April 25, 2012

Court Rejects Faculty Union


By Scott Jaschik
Inside Higher Ed, www.insidehighered.com

ALMOST A year ago, faculty members at UIC filed papers to unionize. The drive at the University was seen as a major victory for academic labor, which has struggled in recent years to organize at research universities. And at a time when the treatment of those off the tenure track is an increasingly important issue to faculty leaders, the new union was to have combined tenure-track and adjunct faculty members.

SINCE THEN, the union has been engaged in a legal fight with the University, which argued that Illinois law does not allow joint units for tenure-track and non-tenure track faculty members. Along the way, the union won most of the skirmishes, but that ended on March 23.

AN ILLINOIS appeals court ruled that the Illinois Educational Labor Relations Board (IELRB) exceeded its authority when it certified the new faculty union -- and so effectively stripped the union of its authority. The IELRB ruling was based on interpretations of a narrow provision of State law. The ruling found that the law's direct language was ambiguous but that there was evidence of what legislators intended with the law, and that this evidence backed the University's interpretation that a joint bargaining unit was illegal.

THE UNIVERSITY has said in the past that it would not object to separate unions for tenure-track and non-tenure-track faculty members. And a University spokesman confirmed that position after the appeals court ruling came down.

ONE OF the organizers of the union criticized the decision, but said that the union was determined -- one way or another -- to move ahead to bargaining with the administration. "The administration decided to take this issue to a conservative appellate court in Springfield, when of course the proper place to appeal would have been Chicago, where the union activity has taken place," said Lennard J. Davis, an English professor at UIC, via e-mail. “They got the decision they wanted, which was a minor victory in which the conservative court ruled, as conservative courts and venues have ruled throughout the U.S. in these times -- making a decision on technicalities. Because this is a technical decision, we think the University has a Pyrrhic victory. The decision can and may be appealed by us to the Supreme Court of Illinois."

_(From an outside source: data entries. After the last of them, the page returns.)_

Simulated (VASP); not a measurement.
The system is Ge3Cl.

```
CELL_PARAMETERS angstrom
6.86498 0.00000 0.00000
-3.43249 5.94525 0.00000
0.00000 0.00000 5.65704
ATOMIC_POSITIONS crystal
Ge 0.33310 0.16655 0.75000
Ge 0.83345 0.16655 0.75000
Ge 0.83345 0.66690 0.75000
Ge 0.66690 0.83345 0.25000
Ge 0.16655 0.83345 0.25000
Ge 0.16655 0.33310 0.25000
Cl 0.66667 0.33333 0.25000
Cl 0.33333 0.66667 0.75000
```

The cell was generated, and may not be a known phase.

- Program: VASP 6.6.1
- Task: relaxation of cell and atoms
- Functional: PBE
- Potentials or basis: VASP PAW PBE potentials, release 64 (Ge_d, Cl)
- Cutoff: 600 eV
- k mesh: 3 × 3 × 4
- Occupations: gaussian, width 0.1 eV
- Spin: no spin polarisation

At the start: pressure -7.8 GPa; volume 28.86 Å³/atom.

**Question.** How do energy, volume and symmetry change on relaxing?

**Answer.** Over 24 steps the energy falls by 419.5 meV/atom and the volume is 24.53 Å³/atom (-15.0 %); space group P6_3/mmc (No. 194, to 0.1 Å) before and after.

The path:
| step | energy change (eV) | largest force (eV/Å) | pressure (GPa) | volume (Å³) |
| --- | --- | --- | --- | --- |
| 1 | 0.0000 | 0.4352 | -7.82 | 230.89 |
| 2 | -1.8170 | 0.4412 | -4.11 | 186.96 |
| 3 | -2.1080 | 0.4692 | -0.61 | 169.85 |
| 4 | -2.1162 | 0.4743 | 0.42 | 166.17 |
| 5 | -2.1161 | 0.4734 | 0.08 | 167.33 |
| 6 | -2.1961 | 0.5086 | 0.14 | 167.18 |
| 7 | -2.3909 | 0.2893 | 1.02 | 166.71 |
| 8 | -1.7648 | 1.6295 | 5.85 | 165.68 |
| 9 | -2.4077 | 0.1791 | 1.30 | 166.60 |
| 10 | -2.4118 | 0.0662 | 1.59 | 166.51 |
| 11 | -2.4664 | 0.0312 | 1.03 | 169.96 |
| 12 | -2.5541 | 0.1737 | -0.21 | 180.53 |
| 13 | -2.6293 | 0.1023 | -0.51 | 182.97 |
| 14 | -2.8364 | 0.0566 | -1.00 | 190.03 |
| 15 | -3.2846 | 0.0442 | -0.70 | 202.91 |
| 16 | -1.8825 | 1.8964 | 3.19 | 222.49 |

BUT, HE added: "At the same time our central and focused interest is to begin collective bargaining as soon as possible and within the framework of Illinois law. To that end, we are willing to take whatever steps required to bring such negotiations about. We believe that we have the ability to do that sooner rather than later, and whether we are two bargaining units of tenured and non-tenured faculty in the same union or one unit within the same union, we hope to be sitting down with the administration to begin collective bargaining within a month or two."

ON APRIL 20, in response to the recent Illinois Appellate Court decision, faculty filed a new set of membership cards at the Illinois Educational Labor Relations Board, with a greater number of signed cards compared to last year.